Monthly Archives: March 2010

Managers’ Special Report: Buys & Sells – Core Equity Funds

Based on data from March 1, 2010

Core equity funds (Class 3 for newsletter subscribers)

Over the last few months, we have reduced exposure to diversified developed market foreign funds (mainly European) in favor of domestic mid- to large-cap funds. Our rankings now favor domestic mid-caps, especially mid-cap value, and the current core “buys” are now only 7% foreign. Including “holds”, our core holdings are now less than 25% foreign.  ETF-only portfolios have only 5% in foreign core ETFs.

Of recent interest is the wide disparity among foreign fund rankings. Funds concentrated in Europe are among the lowest ranking, but more diversified foreign funds (especially those with exposure to Australia and Canada) remain highly ranked. Much of this divergence may be currency based, but regardless of why, we are glad our rankings have steered our portfolios away from the laggards. All foreign funds have lagged domestic funds this year-to-date.

Among domestic funds, smaller companies are leading and mid-cap funds and ETFs are clearly the strongest category of core equity funds.

Summary:  We continue holding or reducing foreign developed market fund exposure in favor of domestic mid-cap funds, emphasizing mid-cap value. ETF-only portfolios hold less foreign exposure because most foreign Core ETFs are “sells”.

Managers’ Special Report: Buys & Sells – Speculative Equity Funds

Based on data from March 1, 2010

Speculative equity funds (Classes 1 and 2 for newsletter subscribers)

Despite a volatile start to 2010, emerging markets remain highly ranked and speculative holdings are skewed to emerging markets. We favor diversified emerging market funds and BRIC [Brazil, Russia, India, China] funds over individual country funds.

Our mutual fund portfolios have experienced little turnover in recent months as many funds remain “holds” despite relatively weaker recent performance. Our ETF-only portfolios adhere to a tighter sell threshold leading to significant changes to portfolio weightings. The ETF-only portfolios have sold agriculture and Taiwan, and reduced emerging markets exposure.
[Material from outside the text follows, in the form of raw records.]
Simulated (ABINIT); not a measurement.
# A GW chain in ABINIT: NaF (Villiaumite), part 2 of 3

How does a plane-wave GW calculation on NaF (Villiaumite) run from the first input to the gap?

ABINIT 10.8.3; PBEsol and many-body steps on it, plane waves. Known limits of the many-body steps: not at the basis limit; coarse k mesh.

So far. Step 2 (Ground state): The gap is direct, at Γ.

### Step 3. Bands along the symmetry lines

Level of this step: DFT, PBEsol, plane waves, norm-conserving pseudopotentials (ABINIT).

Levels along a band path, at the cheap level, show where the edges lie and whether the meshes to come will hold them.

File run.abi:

Last month, we noted that domestic small-cap funds had risen in our ranks. Domestic small-cap funds continue to lead, earning a greater weight among our speculative holdings (especially in ETF-only portfolios). Mid-cap growth is also highly ranked, and we maintain modest exposure to banks, retail, semi-conductors and materials. The newest sector to reach “buy” status is REITs, and we have included a REIT ETF among our most speculative positions.

Summary:  We continue to hold diversified emerging market funds and ETFs. We also have modest holdings in leading domestic speculative funds, including mid-cap growth, small-cap (especially small-cap value), banks, retail, materials, semi-conductors and REITs.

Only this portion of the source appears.